This is a very thinly disguised advert for the author's product, and doesn't really advance on the benefits of either approach, as it doesn't go into any depth on why Random Forests/NNs are applicable to each type of data provided.
They're both generalised solvers, but default Random Forests aren't the most common Forest these days - LightGBM/XGBoost are both using Gradient Boosted Forests by default, which would be a much more interesting comparison to a NN's Gradient Boosting.
I tried Catboost when it came out. It should be very popular, as working with categories is where a lot of people seem to fall down in Random Forests.
The 'typical' response is either to make them into numeric variable, so 1-3 for 3 categories, or to make an individual column for each one. The first approach makes sense for ordinals, but not so much for actual categories, and the latter makes it difficult to group categories when a group of two categories together has more predictive capability than any single group. I know that LightGBM did a lot of work in this to optimise testing groups of variables, as testing every possible group in a large set is very intensive.
When I tried Catboost in R, I remember it downloading a large binary to work with, which put me off considerably, and predicting with it was pretty fragile, even for R. I trust Yandex about as much as I'd trust Google, but it seemed 'odd'.
in kaggle, I often turn categorical into numeric and call it a day (even if its not ordinal). I have even found that forcing ordinality (like software versions in the microsoft malware competition) usually makes things worse in hold out.
spending too much time on categoricals is a waste of time, there are other things you can improve in your limited time, and even 'doing the right thing' results in poorer performance in hold out.
catboost is great, it ensembles wonderfully with xgboost. if you find it being fragile, you probably have outliers that need droped - tree algs are really just fancy nearest neighbors so an outlier can ruin predictions considerably.

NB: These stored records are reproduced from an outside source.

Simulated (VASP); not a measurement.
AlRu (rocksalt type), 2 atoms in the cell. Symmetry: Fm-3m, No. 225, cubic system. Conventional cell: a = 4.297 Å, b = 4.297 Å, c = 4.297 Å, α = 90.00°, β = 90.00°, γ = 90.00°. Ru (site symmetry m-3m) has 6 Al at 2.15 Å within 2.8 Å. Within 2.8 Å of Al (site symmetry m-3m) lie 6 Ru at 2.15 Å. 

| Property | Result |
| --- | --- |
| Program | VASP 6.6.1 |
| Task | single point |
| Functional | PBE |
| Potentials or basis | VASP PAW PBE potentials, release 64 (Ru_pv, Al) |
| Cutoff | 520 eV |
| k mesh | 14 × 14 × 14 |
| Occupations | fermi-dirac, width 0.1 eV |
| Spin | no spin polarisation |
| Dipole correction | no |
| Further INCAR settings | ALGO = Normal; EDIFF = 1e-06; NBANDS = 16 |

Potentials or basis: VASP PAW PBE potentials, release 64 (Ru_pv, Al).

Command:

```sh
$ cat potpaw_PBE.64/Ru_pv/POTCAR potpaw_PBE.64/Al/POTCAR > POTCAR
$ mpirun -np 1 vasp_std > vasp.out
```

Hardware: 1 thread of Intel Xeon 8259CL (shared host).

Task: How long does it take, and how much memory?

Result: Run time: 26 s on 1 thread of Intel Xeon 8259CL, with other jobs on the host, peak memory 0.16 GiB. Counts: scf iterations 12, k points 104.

In general, lgbm trains fast and lets you try many things quickly, but almost always under performs catboost and xgboost. catboost performs really well out of the box and you can generally get results quicker than xgboost, but a well tuned xgboost is usually the best. since xgboost and catboost build trees differently and both perform really well, they make great friends in ensembles.
I have done pretty well on kaggle though I haven't invested much time, top 100 in zillow home price prediction
I think it is actually preferable to start by converting categorical variables to numeric most of the time, even if they are not ordinal. The RF algo can separate off individual classes with 2 splits (e.g. <=7 then >=7) if a single class is very important. The "pool" of features for RF sampling also doesn't get diluted with one hot encoded classes from the one feature.
I am pretty sure I've seen this done successfully in kaggle a bunch before, but don't have any sources on hand for evidence that this method is "better". It does however make it much easier to just throw the data into the RF and check the feature importances to see which features are helping the most.
The only case it struggles with is when the grouping is difficult to achieve in a small amount of splits, such as 1,3,5 against 2,4,6,7, especially when each split will need to show more predictive capability against any of the other column options.
You are right, CatBoost is an amazing algorithm. However, you will be shocked when you will talk with many older senior data scientist, that never heard of Xgboost or LightGBM. CatBoost for them is far too new.
I looked into the site but I didn't see how CatBoost actually accomplishes its goals compared to other gradient boosting algorithms. Is there a summary somewhere?
With the current low cost of cloud computing, there's no reason not to just try everything and see what happens (which is why AutoML has become more popular).
It's more pragmatic than trying to rationalize which framework is "best" for a given dataset, as the results are often counterintuitive.
On the contrary, I think this is one of the biggest emerging blockades to progress in ML/AI research, especially in academia. It has always been more cost-effective to run ML algorithms on consumer HW such as GeForce GPUs and gaming CPUs. It's frequently even faster than contemporary cloud offerings when the consumer HW gets ahead of existing enterprise HW. And it's so effective that HW companies starting changing their EULAs and crippling previously available aspects of APIs to herd AI back into the datacenter where they seem to think it belongs.
And that IMO is a reinvention of the "Walled Garden" of academic HPC (ask any grad student begging and pleading for supercomputer time) which has always sucked and its new commercial incarnation is even worse because it's unclear how to get commercial cloud time on government grants.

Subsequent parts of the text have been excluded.